NCAC is joined by the American Booksellers Foundation For Free Expression, the Association of American Publishers, the Comic Book Legal Defense Fund, the National Council of Teachers of English, PEN American Center, and the Society of Children’s Book Writers & Illustrators in a follow-up letter sent to the Highland Park Independent School District in TX. In the letter, we urge the Board of Trustees to adopt policies and procedures that make it clear that curricular decisions would be based solely on educational grounds, not on the opinions and preferences of any individual or group.
The letter comes in response to the ongoing battle between parents regarding instructional materials. The fight erupted in early September after seven books were suspended from the district’s Recommended Outside Reading (ROR) list following a chorus of parental complaints. (Earlier in the summer, two books, Nineteen Minutes and The Perks of Being a Wallflower, were also removed.) Today’s letter follows a similar letter sent to the school district last month regarding proposals to remove or red-flag instructional materials.
“As events of the recent past clearly demonstrate, the attempt to accommodate the demands of one set of parents will merely anger or alienate others,” the Coalition argues. “Parents disagree, often vigorously, on matters of educational policy, which is why it is imperative that decisions be based solely on sound educational grounds.”

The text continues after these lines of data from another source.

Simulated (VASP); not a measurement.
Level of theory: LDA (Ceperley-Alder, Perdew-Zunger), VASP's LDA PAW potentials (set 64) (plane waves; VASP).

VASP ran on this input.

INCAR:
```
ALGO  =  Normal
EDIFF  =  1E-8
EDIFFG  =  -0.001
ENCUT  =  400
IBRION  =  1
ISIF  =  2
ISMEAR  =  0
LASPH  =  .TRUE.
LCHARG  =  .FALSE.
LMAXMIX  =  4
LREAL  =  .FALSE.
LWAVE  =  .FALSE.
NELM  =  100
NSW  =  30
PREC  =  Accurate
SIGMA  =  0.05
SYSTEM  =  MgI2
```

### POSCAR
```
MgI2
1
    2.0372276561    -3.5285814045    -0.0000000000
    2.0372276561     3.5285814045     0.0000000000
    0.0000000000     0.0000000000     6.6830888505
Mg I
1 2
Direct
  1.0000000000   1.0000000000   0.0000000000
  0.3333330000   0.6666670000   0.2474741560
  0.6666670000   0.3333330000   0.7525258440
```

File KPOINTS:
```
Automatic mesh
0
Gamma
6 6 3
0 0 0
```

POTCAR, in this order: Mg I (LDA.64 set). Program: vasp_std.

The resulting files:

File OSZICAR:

This new letter warns against acceding to parental demands to judge educational materials according to vague notions of “decency” or “community standards”. It goes on to point out that the Board’s own policies dictate that parents have a right to complain, but not to control instructional materials. Further, these policies also note that a parent’s ability to control the instructional materials in schools only extends to his or her own children.
The signatories hope that the school board will ground their decisions in a “principled approach” that favors educational values over individual or group preferences. Such an approach, the signatories claim, will diffuse tensions between parents in the long run and will let the district focus on its main mission: providing the best possible education for its students.